And now ... here's my deal: I met the Prince of Darkness in summer of '96.
He started seeing ExGirl right after we met; he and I had a bunch of common
friends but never really hung out one-on-one until after he broke up with her
in January '98. Sort of. They lived across the street from each other and when
he said, "I want to see other people," she said, essentially, "Go ahead, as
long as I get to see you, too." He took advantage of this for months. Yes, I'm
an idiot for ever getting involved with him knowing this. I know I know I know.
Okay, so later that summer we started actually dating. People knew about it,
etc. Two months later, he ended it because he wasn't ready to be in something
again blah blah blah.
We started "hanging out/sleeping together/sneaking around/everything but
actually dating" about two months after that, which continued until six
months ago. Everyone knew there was something going on; they just weren't quite
sure what.
Last summer, he started aggressively pursuing someone I know fairly well and
consider a friend. Not a close friend, but a friend. So he says, "Maybe it's
time we quit sleeping together," but does not mention her. I say, "Yes, it's
high time," because, well, it is. She leaves the country for a month. I do not
realize that this has anything to do with his decision that we should continue
sleeping together, but in hindsight ... sigh. Okay, stupid stupid stupid. I
know. Believe me, I know. She returns. He disappears. Literally, overnight,
he disappears. I get an e-mail from her saying, basically, "Hi, I just wanted
you to know I've been out a few times with..."
Imagine my surprise and disgust.
I know that I am better off without him. Over the course of the year we were
entangled but not dating (and, come to think of it, while we were actually dating),
he treated me horribly. He was a complete bastard. I don't miss him; I don't
want him back; I know he's a miserable and possibly mentally disturbed narcissistic
bastard, and she's, um, a person of questionable judgment. But sometimes I just
want to walk up to her and say, "How can it not bother you that you started
seeing him while we were still sleeping together? How can you feel good about
being with him, knowing that he lied to you about his relationship with me ...
or did he tell you he was still sleeping with me while he was wooing
you? How can you stand to be with him knowing how he treats other people? EEEEEEeeeeeew!!!

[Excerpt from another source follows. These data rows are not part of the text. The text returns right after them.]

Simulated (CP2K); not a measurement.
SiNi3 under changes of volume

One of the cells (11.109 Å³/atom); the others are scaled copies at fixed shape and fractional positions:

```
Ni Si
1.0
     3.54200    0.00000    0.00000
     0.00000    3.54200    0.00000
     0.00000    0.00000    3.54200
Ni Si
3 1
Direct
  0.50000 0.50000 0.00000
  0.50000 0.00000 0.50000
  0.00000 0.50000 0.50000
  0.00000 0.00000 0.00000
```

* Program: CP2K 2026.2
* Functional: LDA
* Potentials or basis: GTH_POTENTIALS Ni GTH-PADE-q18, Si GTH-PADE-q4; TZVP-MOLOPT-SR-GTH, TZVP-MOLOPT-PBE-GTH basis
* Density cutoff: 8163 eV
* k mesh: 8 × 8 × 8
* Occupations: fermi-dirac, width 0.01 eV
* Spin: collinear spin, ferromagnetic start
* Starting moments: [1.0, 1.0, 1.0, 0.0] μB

How could you?!" I know that I should rise above it, and most days I can laugh
and say, "He's her problem now," but some days it's all I can do not to say
something spiteful.
Sigh.
So basically I need reinforcement and support in holding my tongue ... it is
the right thing to do, right? I mean right as in "best for me," not right as
in "be the bigger person and suck it up." Call me selfish, but I'm not real
interested in being a big person right now if it means I have to swallow huge
mouthfuls of "He was a complete bastard to you and he dumped you for her and
now they're very happy." With a smile.
Just tell me I will gain nothing by ruining whatever illusion she's created
that he's a decent guy, no matter how much I want to voice my outrage at what
a bastard he is. Just tell me that one day I will no longer care that they both
did me wrong, that I will no longer want "justice," whatever that means, and
that I will get over needing to have my say. Just tell me... And thanks again.
--Scout
Dear Scout,
You will gain nothing by ruining whatever illusion she's
created that he's a decent guy, no matter how much you want to voice your outrage.
One day you will no longer care -- much -- that they both did you wrong. You
will no longer want "justice," whatever that means; you will -- mostly
-- get over needing to have your say.
Okay, so let's go ahead and schedule that. It will be -- roughly -- on the day
you forgive yourself your dalliance with Darkness. I saw all your "I know
I know I knows" and "stupid stupid stupids." I know I know I
know you feel stupid stupid stupid. But to what end? People do stuff -- especially
stuff with perks -- even when they know better, Scout. This one, relatively
speaking, didn't even do lasting damage.